Larry Mayer – larry@ccom.unh.edu
Center for Coastal and Ocean Mapping
University of New Hampshire
Durham, N.H. 03824

Popular version of paper 3pAO1
Presented Wednesday afternoon, December 09, 2020
179th ASA Meeting, Acoustics Virtually Everywhere

Today it is trivial, with a few clicks of a mouse, to enter an application like Google Earth and explore the complexity of a range of earth processes with extraordinary detail.  While this is true for the brown and green parts of the Earth, it is not the case for the three-quarters of the earth that is blue – for the light waves that are used to image the land cannot penetrate far into ocean waters.  Thus while 100% of the land surface on the earth is mapped in remarkable detail, most of the ocean is unmapped and unexplored.  Knowing seabed depths, (bathymetry) is of vital importance for safety of navigation, predicting storm surge and tsunami inundation, mapping deep-sea habitats and ecosystems, laying cables and pipelines, exploring for resources, understanding ocean currents and their impact on climate change, national security issues and exploring human history as preserved in shipwrecks.

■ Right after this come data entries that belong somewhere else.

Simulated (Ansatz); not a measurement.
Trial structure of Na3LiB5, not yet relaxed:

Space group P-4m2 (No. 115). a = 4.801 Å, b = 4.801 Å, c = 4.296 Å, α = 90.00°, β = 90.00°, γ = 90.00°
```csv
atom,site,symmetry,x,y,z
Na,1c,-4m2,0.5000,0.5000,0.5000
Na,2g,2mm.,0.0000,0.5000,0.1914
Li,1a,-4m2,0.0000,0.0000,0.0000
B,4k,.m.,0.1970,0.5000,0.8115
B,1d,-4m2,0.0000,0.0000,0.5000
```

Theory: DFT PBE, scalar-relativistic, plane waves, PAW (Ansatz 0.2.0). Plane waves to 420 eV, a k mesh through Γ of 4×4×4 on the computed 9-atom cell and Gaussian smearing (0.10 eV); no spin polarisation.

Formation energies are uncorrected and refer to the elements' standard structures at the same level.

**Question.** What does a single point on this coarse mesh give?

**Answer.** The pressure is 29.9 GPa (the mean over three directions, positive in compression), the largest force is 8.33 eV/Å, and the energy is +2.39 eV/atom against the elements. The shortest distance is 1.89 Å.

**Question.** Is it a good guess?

Given the inability of light to penetrate the oceans, for thousands of years, the only technique available to map the deep ocean was a hunk of lead at the end of a rope (lead line).  Unlike light, sound travels far distances in seawater and in the early 1900’s, the development of echo-sounders allowed for a much more rapid and accurate means of measuring ocean depths.  Initially echo-sounders used a single beam of sound that generated a broadly averaged measurement of depth, but in the late 1980s a new type of echo-sounder (multibeam echo-sounder) was developed that simultaneously provided hundreds of high-resolution measurements over a wide swath, revolutionizing our ability to map the seafloor.   By 2018 however, only 9% of the deep ocean seafloor had been mapped with multibeam echo-sounders.

Evolution of mapping systems from lead-line, to singlebeam sonar to multibeam sonar. Credit NOAA https://noaacoastsurvey.files.wordpress.com/2015/07/surveying.jpg

Best depiction of bathymetry offshore southern California from single beam echosounder data

Bathymetry of offshore southern California from multibeam echosounder.  Credit USGS.

Recognizing the poor state of knowledge of ocean depths and the critical role such knowledge plays in understanding and maintaining our planet, the Nippon Foundation challenged the mapping community to produce a complete map of the world ocean seafloor by 2030. The result, “The Nippon Foundation-GEBCO Seabed 2030 Project,” has already increased publicly-available holdings of modern deep-sea mapping data from 9% to 19% in the 2020.  Some of this initial increase came through discovery of existing data; the challenge now is to complete new mapping, an effort estimated to require approximately 200 ship-years (at a cost of $3-5B) using current technologies. While this seems like a large amount to spend on mapping our planet, the reality is that we have spent much more than this mapping other planets (i.e., Mars and the Moon) at much higher resolution. Why not our own planet?

Nippon Foundation – GEBCO Seabed 2030 Project

Meeting the challenge of complete mapping of the global ocean will require innovative new technologies that can increase efficiency, cost-effectiveness and, capabilities.  Autonomous vessels are being developed that can deliver high-resolution mapping systems without the significant cost of crews, and wind-powered autonomous systems, without the cost of crews or fuel.  Along with these new platform technologies innovative new acoustic approaches capable of providing wider swaths and higher resolution are also being developed.  As these new technologies evolve, the aspirational goal of Seabed 2030 may very well become a reality.

22 meter (72 foot) uncrewed Saildrone Surveyor – soon to be launched to autonomously sail the globe collecting deep-sea bathymetric (and other) data.